Winston Churchill’s many attributes include “humour, urbanity, and penetrating analysis which moved men on important occasions, and a keen sense of history”.

Lord Moran, Churchill’s personal doctor who accompanied him on all his tours outside England, including Malta, mentions in his book Churchill at War 1940-1945, published in London in 2002, a previously unknown incident in the Prime Minister’s life.

Lord Gort, one of Malta’s wartime Governors, dangerously flew to Cairo in a Wellington bomber to meet Churchill at the embassy there. Churchill, who was in Cairo at the time during the campaign against the Italians in North Africa, had expressed his desire to be informed about the situation in Malta.

“Gort is hardly recognisable, stones lighter, a man many years older, with sunken cheeks and tired eyes. The island had been in short commons, and he has been setting an example in rationing.”

During their conversation “the Prime Minister dabbed his eyes with a handkerchief as he listened to Malta’s story”.

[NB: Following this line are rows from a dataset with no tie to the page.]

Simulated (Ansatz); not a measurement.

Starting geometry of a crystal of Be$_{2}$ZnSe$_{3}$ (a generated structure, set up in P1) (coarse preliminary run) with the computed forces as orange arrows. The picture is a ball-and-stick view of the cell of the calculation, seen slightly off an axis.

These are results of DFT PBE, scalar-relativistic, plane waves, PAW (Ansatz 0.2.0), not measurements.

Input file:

It is known that there were at least two other occasions when Churchill is known to have wept: on the death of President Roosevelt in April 1945, and the sinking by Japanese bombers of the battleships Prince of Wales and Renown in December 1941.

I distinctly remember Lord Gort riding on his bicycle from his residence at San Anton to the Protection Office in Valley Road, Birkirkara, and to his office at the Palace in Valletta.